Senator REID - Would it not be better to spend the money on other industries where a return is assured?

Senator GRAHAM - Senator Reid and other honorable senators representing States in which industries such as the sugar industry in .Queensland have received assistance, do not seem willing to support the industries of other States. Mining is always uncertain; but when valuable mineral deposits are discovered, the population immediately increases, and the revenue of the State materially benefits. I am sorry that provision is not made in the budget for immediate financial assistance to the gold mining industry.

Senator THOMAS (NEW SOUTH WALES) - Is the honorable senator in favour of mining machinery being admitted free of duty?

Senator GRAHAM - I believe in goods which cannot be manufactured in Australia being admitted free of duty; but, in order to provide employment for our own people, we should manufacture all we can. In certain industries in Australia, the wages paid and the conditions that obtain are a pattern to similar industries in other parts of the world. This is due to the protection given them. Australian manufacturers are getting the maximum return from their employees; the conditions under which they work practically make it "impossible for them to do otherwise.

As honorable senators are aware, a good deal has been said during recent months concerning the influx of Southern Europeans into Australia. The Prime Minister's explanation of the position is altogether unsatisfactory. I believe in Australia for the Australians, and will always endeavour to assist in improving the conditions of Australian workmen ;. but, whilst we are advocating a White Australia, and an Australian sentiment, thousands of Southern Europeans, who do not know the English language, are entering the Commonwealth. This1 is due to the fact that there are on committees in the capital cities influential Greeks and Italians who nominate their own countrymen. These migrants do not have to pass the language test.

Senator Ogden - They do.

Senator GRAHAM - No, they are nominated. There are large numbers of these Southern Europeans on the canefields in Queensland, and if the present influx continues it will not be long before we shall have in Australia a mixed population, such as is to be found in the United States of America. On the Kalgoorlie gold-fields these Southern Europeans are let loose like fowls from a crate. The Melbourne Herald of the 30th September, states -

Alien migrants in Victoria in many cases accept low wages in order to secure employment, according to statements made by several of the European consulates to-day.

These people are being brought out at the expense of the rank and file of Australian citizens, because they are ever ready to work for reduced wages. Unless prompt action is taken it will be difficult later-, to stem the on-coming tide of Southern European migrants. According to figures furnished by the Commonwealth Statistician, the Commonwealth has paid up to'3&th June, 1926, over £5,750,000 in bounties for the encouragement of Australian industries. The principal payments have been - Sugar, £3,899,542; frozen beef, £244,352; wire netting, £284,991; fencing wire, £243,619; galvanized sheet or plate, £147,376 ; pig iron, £186,699 ; shale oil, £125,492, and I have nothing to say against the legitimate encouragement of Australian industries, because I realize that, in their earlier stages, many business ventures require assistance. Nor have I anything to say against the large sum paid in connexion with the Queensland sugar industry; but I think that all those industries that have benefited in this way should have some consideration for the people of Western Australia.

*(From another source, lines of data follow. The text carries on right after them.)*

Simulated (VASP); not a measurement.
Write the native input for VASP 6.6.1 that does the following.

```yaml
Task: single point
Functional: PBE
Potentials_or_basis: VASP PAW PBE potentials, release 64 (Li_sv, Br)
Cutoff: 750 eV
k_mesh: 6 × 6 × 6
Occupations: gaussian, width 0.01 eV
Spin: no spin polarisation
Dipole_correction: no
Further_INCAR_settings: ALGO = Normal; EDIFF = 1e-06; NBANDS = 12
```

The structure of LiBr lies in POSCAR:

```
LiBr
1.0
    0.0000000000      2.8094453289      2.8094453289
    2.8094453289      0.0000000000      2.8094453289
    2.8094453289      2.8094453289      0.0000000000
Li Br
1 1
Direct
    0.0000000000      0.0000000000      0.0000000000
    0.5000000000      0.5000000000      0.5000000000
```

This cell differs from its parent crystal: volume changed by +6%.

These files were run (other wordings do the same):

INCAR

The Prime Minister (Mr. Bruce) during the last election campaign, had a good deal to say about a scheme of child endowment. The Government, he said, intended to protect the motherhood of Australia. Up to the present, however, nothing has been done by the Commonwealth Government. The Prime Minister now offers the excuse that it is ,a State matter. It may be, but how is it possible for the States, in their present financial position - many of them have to come cap in hand to the Commonwealth for financial help - to carry out such a scheme? The Prime Minister has admitted that th;' child is Australia's best asset. Therefore child endowment is a national matter and the scheme should be launched by the Commonwealth Government.

Senator Elliott - Did the honorable senator say that the Prime Minister had promised to bring in a scheme of child endowment ?

Senator GRAHAM - Yes.

Senator Elliott - Where ?

Senator GRAHAM - In Perth, I am given to understand.

Senator Elliott - I am told that the Prime Minister was not in Perth during the last election campaign.

Senator GRAHAM - In the Commonwealth there are approximately 1,630,000 children under the age of fourteen years. The parents of approximately 90 per cent, of that number are in receipt of less than £300 a year. We must look to the present generation of boys to take their part in the defence of Australia, if war should come again, and we may be sure that whilst the present capitalistic system continues, there will be war in the future, though it may not come in our time. Child endowment is plainly the duty of the National Government. I have only to say, in closing, that it is high time the Government took steps to prevent the influx of Southern Europeans into Australia.